You probably aren’t hearing anything about it on CNN, MSNBC, or Fox News, but the ongoing NoDAPL protest is reaching a dangerous boiling point on Thursday as police and protesters enter into a volatile stand-off.
On Thursday afternoon at the site of the Dakota Access Pipeline protest, police arrived in militarized humvees and army tanks in order to try and disperse a road blockade made by protesters.
While helicopters circled ominously overhead, police issued disbursement tactics and began moving forward, wearing riot gear, to force protesters back. Facing the incoming police, protesters began to slowly retreat, hands up.

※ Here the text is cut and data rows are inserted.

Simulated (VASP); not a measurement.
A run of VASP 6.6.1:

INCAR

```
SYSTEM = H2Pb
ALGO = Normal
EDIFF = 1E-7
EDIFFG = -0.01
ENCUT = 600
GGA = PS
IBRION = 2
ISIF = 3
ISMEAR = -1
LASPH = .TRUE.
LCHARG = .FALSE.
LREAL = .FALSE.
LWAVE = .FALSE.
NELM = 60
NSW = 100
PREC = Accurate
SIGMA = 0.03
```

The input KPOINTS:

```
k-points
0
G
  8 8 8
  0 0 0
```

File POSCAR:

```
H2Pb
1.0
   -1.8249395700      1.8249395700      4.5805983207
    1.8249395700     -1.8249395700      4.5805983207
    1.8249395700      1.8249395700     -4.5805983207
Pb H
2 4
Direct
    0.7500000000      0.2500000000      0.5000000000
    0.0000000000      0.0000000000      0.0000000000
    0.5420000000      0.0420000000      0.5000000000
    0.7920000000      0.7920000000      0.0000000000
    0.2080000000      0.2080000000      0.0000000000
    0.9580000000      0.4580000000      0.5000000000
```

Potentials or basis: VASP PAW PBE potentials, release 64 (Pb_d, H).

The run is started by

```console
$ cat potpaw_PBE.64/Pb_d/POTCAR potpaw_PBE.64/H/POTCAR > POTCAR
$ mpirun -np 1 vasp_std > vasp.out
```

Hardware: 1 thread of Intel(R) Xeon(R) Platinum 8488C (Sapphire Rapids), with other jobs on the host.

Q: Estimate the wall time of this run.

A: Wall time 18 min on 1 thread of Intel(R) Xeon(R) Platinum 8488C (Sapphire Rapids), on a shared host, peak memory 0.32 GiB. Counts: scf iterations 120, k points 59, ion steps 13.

“Go to the south,” police said.
Throughout the conflict, protesters have remained calm, asking that police do the same.
Police have informed the protesters that if they do not take down their camp and move to the main camp southward, they will be arrested. The police have already arrested dozens of protesters in the last several weeks.
“We do not want to arrest you,” police told the protesters, but told them that they must remove themselves from Highway 6.
Atsa E’sha Hoferer, A native protester who had traveled from Nevada to join the demonstration, was livestreaming the event when he asked non-native listeners how they would feel if the government wanted to build a pipeline through graveyards.
“They’re desecrating our sacred sites, our burial sites. . . because you want to have a gas that’s only a dollar? It’s a federal offense, as far as I can tell. Just because we don’t have a cross or a tombstone doesn’t mean our people aren’t there.”
“This is not a native thing. This is all of us. We are water protectors.”
According to Hoferer, he was one 27 many arrested along with activist Shailene Woodley on Indigenous People’s day.
According to Unicorn Riot, a grassroots media organization, police began placing barricades in the road and employed an LRAD sonic weapon which uses a high-frequency and repetitive alarm sound in order to confuse and disperse protesters.
— Unicorn Riot (@UR_Ninja) October 27, 2016
Both Native Americans and supporters have been assembled at various protest points for the last month, some wearing clothing or holding signs that declare, “We are here to protect. Water is life.” Protesters maintain that they are peaceful, even while they have been attacked by dogs and threatened by police in riot gear.
Celebrities including Reverend Jessie Jackson, Shailene Woodley, and Mark Ruffalo have visited the protest to show support. Others like Bernie Sanders and Al Gore have offered their support as well, calling on President Obama to force a halt on the protest.
With no major media coverage, it is unknown whether police will try and keep the conflict peaceful or if they will seek to cut the protest short via whatever means necessary. Meanwhile, protesters are set to stay as long as needed to end the pipeline, working to fortify their camps for a cold winter.